STOCKHOLM (AP) — Saab owner Swedish Automobile NV says its losses widened further in the second quarter and that it still hasn't secured the funding needed to keep the ailing car brand afloat.
Swedish Automobile — previously known as Spyker — on Wednesday reported a second-quarter loss of €152 million (nearly $220 million) compared with a loss of €60 million in the same period last year.
Revenues shrank to €102 million ($147 million) from €198 million in the second quarter 2010.
The report will likely disappoint investors who had hoped Saab would announce the receipt of more funds Wednesday. Shares in Swedish Automobile had previously closed up 13.24 percent at €0.77 ($1.10) on the Amsterdam Stock Exchange.
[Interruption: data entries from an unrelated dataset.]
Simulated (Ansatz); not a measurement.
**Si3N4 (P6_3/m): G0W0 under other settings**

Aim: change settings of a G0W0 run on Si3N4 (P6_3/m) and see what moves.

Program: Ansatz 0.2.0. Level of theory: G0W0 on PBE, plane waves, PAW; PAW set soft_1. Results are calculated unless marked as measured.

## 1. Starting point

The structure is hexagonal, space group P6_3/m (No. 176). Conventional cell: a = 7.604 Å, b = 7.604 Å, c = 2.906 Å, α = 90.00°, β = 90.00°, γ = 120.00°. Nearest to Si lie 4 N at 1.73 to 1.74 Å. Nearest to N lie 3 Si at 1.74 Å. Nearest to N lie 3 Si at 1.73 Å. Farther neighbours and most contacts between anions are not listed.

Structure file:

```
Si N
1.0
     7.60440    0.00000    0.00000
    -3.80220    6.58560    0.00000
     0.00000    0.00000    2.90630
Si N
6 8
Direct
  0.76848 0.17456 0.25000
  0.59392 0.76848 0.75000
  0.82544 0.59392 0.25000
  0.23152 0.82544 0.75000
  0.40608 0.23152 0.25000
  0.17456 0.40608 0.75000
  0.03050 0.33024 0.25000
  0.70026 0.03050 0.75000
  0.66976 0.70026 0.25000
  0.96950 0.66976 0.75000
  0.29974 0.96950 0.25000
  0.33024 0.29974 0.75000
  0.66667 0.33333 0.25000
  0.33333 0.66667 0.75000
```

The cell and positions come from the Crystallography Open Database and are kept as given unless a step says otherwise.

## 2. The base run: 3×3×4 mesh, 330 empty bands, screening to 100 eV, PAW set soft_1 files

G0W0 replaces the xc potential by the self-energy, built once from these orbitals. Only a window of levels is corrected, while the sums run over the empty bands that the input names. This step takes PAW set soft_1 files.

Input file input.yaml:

Saab hasn't yet paid this month's wages to staff, which were due Aug. 25, and the Swedish Enforcement Agency is evaluating the company's assets for possible collection after it failed to pay several outstanding bills to suppliers.
If Saab, whose Trollhattan-based plant has been idle for months, doesn't manage to raise more money before Friday, trade unions could initiate bankruptcy proceedings.
Swedish Automobile CEO Victor Muller on Wednesday offered his "sincere apologies" to staff for the delayed wages and said the second quarter had been "unbelievably tough."
"Investor interest exists in Saab Automobile based on a continued belief in the long-term prospects for the brand and the company," Muller said in a statement.
"Right now, the focus of Saab management is on working as hard as possible to bring the company back into calmer waters by significantly strengthening our financial position," Muller said. "We are evaluating all available options in order to secure continuity of Saab Automobile."
Swedish Automobile brought Saab out of a liquidation process when it bought the Swedish brand from General Motors Co. in 2010, but has struggled to raise enough funds to keep the company running.
In the past months, it has tried to raise more cash through loans and various agreements with investors, but some of the funds committed by investors have not yet been paid, Saab said.
The company said it forecasts "a substantial net loss for 2011."